Employee motivation is one of your company management’s biggest concerns. Better employee motivation amounts to better productivity and commitment. Simply put, an unmotivated employee is most likely to use their time at work to surf the internet for personal entertainment. They may even be looking for another job, doing the bare minimum of expected results, and compromising your company output.
According to Paul Phillips, global head of talent acquisition at Avanade, it takes “more than a good salary and great benefits to keep good employees today.” The modern workforce has become complex. With this in mind, HR professionals should rethink their strategies if they are to keep their most valuable talents.
Where does one start? Here are some tips.
Set Clear Directions
Nothing kills an employee’s drive more than the feeling of being stuck in a dead-end job. Setting goals and setting clear paths for their career growth is an efficient way to engage and motivate your employees. It gives them a clear reference for success, thus giving them direction and motivation to develop higher performance standards.
Work with them in setting goals, and show how their opinion matters. Draft SMART (specific, measurable, attainable, realistic, and timed) goals with a healthy amount of challenge to push the employee to grow and improve.
Create an Awe-Inspiring Work Environment
Investing in improving your work environment will better motivate employees. It’s known that physical working conditions have an impact on a person’s quality of work. Studies have shown that the physical office environment can have a significant effect on the perception and behavior of employees. Moreover, employees who are more satisfied with the work environment are more likely to be more productive.
Instead of stereotypical motivational posters, consider rebranding the office space by putting the employees’ thoughts into consideration. Collaborate on a decoration project or meeting space, or have meaningful policies such as pet-friendly policies or nature-friendly policies. An employee-centric mind-set when it comes to office solutions can help inspire employee engagement and productivity.
Gratitude has been proven to improve mental health by releasing dopamine and serotonin, two of the brain’s feel-good chemicals. Recognition and gratitude are not just about acknowledging employee contributions; they’re also about having employees take pride in their efforts in the organization. Anyone thrives in their jobs when they know what they do has meaning. A simple “Thank you” or treating them to lunch may suffice.
Make Work Fun
A little competition won’t hurt anybody, and there are so many creative ways to make the extra challenge fun.
For example, hand out a trophy baton (the bigger, the better) to recognize an outstanding employee of the month. At the end of every month, the employee must add something to the trophy—a trademark of some sort—before handing it over to the next deserving employee.

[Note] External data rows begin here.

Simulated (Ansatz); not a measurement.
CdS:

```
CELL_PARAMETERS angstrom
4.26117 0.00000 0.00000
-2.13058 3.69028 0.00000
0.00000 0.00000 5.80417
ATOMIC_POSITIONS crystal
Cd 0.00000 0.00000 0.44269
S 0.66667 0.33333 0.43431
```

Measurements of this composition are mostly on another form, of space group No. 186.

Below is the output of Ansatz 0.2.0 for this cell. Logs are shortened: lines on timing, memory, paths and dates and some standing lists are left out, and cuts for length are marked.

Continue the monthly tradition so that, at the end of the year, the trophy will have had 52 trademarks on it. The trademarked trophy will not only mark a fun year but also symbolize many shared memories that are both collective and personal. Buy a display case where you can showcase the trophy to motivate and remind everyone that work, in fact, can also be fun.
Give Your Team Autonomy
Giving employees a place in big-picture decision-making or in important tasks gives a sense of ownership. Never micromanage. Learn how to delegate tasks instead. This increases employee commitment, helps retain your best employees, and creates an environment where people will actively be contributing.
Mind the Small Things
Know that everyone wants to succeed (and defining goals is a good start), but also know that employees are all very different. One of the biggest mistakes a manager can make is to create or force a one-size-fits-all approach on a diverse workforce.
There are introverts, extroverts, independent workers, some fresh out of college, and others may even have kids in college. It’s important to note that employees have different personalities, backgrounds, are at different stages in their lives, and therefore are motivated by different things.
As leaders or managers, it does not hurt to sit down with employees every once in a while and look at them beyond the work they do in the office. Little things such as giving them the autonomy to decorate their space (for creative employees) or to make small adjustments in work hours (for new parents) can mean a lot to employees.